The Spanish Peaks

The Spanish Peaks are geologically distinct from the faulted and uplifted mountains of the Sangre de Cristo range to the west. To the geologist, the Spanish Peaks are prime examples of stocks—large masses of igneous rock layered by sedimentary rock and exposed by erosion.

Stocks

27 million years ago, pressures and stresses built up by continental drift movements caused cracks to form in the area’s sedimentary formations. Molten rock from the mantle beneath the Earth’s crust began to surge upward into the lower areas of these cracks about 25 million years ago. When the magma cooled and hardened beneath the Earth’s surface, it formed large horizontal batholiths of granite called stocks. These are what form the Spanish Peaks.

Several miles of sedimentary rock covered the Spanish Peaks’ stocks. Over the last 25 million years, uplifts and folds raised the surface of the land while elements eroded away the softer, overlying sedimentary rock and exposed the underlying hard, igneous stocks of the Spanish Peaks.

Some of the area’s stocks include Mt. Mestas, Silver Mountain, Sheep and Little Sheep Mountains, and Iron Mountain.

Dikes

Among the most unusual features of the Spanish Peaks are the great dikes radiating out from the mountains like spokes of a wheel. Several can be seen up close on back dirt roads and one—Apishapa Arch—on the south side of the peaks can actually be driven through.

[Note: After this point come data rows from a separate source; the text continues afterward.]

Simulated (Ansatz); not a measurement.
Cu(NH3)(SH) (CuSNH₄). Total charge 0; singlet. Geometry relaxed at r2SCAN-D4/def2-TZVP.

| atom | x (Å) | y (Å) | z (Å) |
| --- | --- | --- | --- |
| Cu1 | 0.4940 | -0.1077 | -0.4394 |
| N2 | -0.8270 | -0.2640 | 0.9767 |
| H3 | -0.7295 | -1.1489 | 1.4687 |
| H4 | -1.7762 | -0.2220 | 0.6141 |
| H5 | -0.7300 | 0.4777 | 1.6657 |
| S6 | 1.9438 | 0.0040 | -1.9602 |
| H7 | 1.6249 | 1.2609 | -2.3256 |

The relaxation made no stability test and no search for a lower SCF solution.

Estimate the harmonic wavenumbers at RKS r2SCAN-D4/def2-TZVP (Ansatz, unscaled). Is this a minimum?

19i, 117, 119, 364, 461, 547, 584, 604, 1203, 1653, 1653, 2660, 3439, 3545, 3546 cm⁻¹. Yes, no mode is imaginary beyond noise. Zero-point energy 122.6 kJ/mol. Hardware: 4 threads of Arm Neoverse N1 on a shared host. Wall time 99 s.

The Spanish Peaks’ dikes formed when molten magma rose within the Earth and moves through vertical cracks and joints. Erosion exposed these dikes, which vary from one to 100 feet wide and up to 14 miles long.

The dikes are a prominent feature around the Spanish Peaks. There are two systems of radial dikes and a separate, older system of semi-parallel dikes in the area. One of the systems of radial dikes is centered on the West Spanish Peak. The other is centered on Silver Mountain.